Worldwide, women are thought by men and other women to be highly emotional, sensitive and reactive. In fact, many cultures (think parts of the Middle East and Africa) believe that all women are hysterical and are likely to behave in irrational and illogical ways when given the opportunity. This kind of stereotype has been used to oppress, demean and marginalize women for years.
Obviously, it is unfair and inaccurate to paint a broad brush and call all women hysterical, but there seems to be an element of truth to the sexist stereotype that women are more emotional than men. Women are more sensitive to negative emotions, according to one study published in Psychoneuroendocrinology and conducted by researchers at the Institut Universitaire en Santé Mentale de Montréal and the University of Montreal. Researchers found that subtle differences in brain function affect how the sexes respond to negative imagery.
Sex differences in the stressful reactions to coping with negative daily life events also have been found (Matud, 2004), and observation data of women’s written and verbal behavior tends to find women express more negative emotions than men do (e.g., Burke et al., 1976; Levenson et al., 1994)
– From the article “Are Women More Emotional Than Men?”
It’s reasonable to conclude that women can be more emotional than men at times. But here’s my question: Now that we know that women can be more emotional, should this fact define our reality as women? There must be a way that we can co-exist (and even thrive!) with men without helplessly succumbing to the ups and downs of our emotions. In my own life, I have felt overwhelmed by a surge of emotions at work or with friends and family. For me, those moments come and go occasionally, but I recognize that many women struggle to maintain their composure under stress. So what can be done?

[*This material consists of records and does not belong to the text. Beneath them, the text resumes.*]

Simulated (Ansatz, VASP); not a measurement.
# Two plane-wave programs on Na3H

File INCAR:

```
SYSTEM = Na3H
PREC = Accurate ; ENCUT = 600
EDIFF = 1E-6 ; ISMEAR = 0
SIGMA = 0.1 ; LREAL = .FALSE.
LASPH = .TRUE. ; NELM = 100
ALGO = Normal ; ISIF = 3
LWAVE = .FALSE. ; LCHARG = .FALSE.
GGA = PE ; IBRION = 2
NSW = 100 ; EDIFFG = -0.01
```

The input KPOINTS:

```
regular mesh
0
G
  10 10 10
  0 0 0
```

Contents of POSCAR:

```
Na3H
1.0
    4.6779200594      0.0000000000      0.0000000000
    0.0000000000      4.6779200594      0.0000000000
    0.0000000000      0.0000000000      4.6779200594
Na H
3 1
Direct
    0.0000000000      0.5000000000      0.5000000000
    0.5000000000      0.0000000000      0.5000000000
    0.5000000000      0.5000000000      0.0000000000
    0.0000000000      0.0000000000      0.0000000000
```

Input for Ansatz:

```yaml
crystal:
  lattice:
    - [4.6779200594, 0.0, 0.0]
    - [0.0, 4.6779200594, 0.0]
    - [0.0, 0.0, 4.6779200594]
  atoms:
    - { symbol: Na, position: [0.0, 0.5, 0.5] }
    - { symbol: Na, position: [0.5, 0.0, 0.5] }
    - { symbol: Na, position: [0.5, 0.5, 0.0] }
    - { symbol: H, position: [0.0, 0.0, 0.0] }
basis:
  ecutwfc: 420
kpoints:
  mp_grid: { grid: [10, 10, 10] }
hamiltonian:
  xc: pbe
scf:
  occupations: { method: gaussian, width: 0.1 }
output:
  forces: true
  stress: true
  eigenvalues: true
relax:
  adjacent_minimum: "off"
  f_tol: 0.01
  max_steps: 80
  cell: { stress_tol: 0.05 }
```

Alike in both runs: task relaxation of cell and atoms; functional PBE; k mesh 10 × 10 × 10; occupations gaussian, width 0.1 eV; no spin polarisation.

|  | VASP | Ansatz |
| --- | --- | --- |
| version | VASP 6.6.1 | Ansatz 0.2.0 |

I recommend that women take a professional public relations approach to keeping cool under stress, where they understand that their primary objective is to uphold a respected public profile at all costs. You can react in private in your own way, but in public, you need to stay calm. Having worked professionally in communications for many years, I understand that image is everything since the impressions you make on others dictate the kind of opportunities you may have access to later. One bad blowup can cost you a job, friendship or opportunity in the future, so it is important for your own sake to stay calm when faced with stress. On top of all of this, there something wonderful to be said about a woman who can maintain her cool under pressure.
I was motivated to write about this subject when I saw an interview with the very polished and articulate Omarosa Manigault, the reality television villain and current director of communications for the Trump Administration’s Office of Public Liaison. Not long ago, Omarosa kept her cool when she appeared on the television show “The View,” despite facing combative and catty behavior from many co-hosts on that show. By going on that show, she knew that she was walking into a storm of hate and accusations, but Omarosa succeeded because she followed many basic crisis communications principles (learn more about crisis communications from PRSA).
If you would like to learn how to stay calm under stress, you can apply many of the same four crisis communications principles below to a stressful situation as well:
I’ll outline these principles by using Omarosa’s appearance on The View as an example.
Omarosa probably watched “The View” before appearing on the show to get a better understanding of the show’s co-hosts and the kind of questions they would ask. She has probably heard of Joy Behar, and her habit of becoming overly emotional and unprofessional during conversations. Joy Behar has a habit of cutting off guests when they speak, so Omarosa likely prepared for that kind of immature behavior. Omarosa also likely learned ahead of time that many of the talk show hosts are liberal, so she prepared for that also. I know that Omarosa prepared for hostile dialogue because she taunted Joy Behar at one point by telling her that “I know it’s gotta be really hard after the last year and a half, of all the things that you said about Donald to see him sitting in the Oval Office.” Ha!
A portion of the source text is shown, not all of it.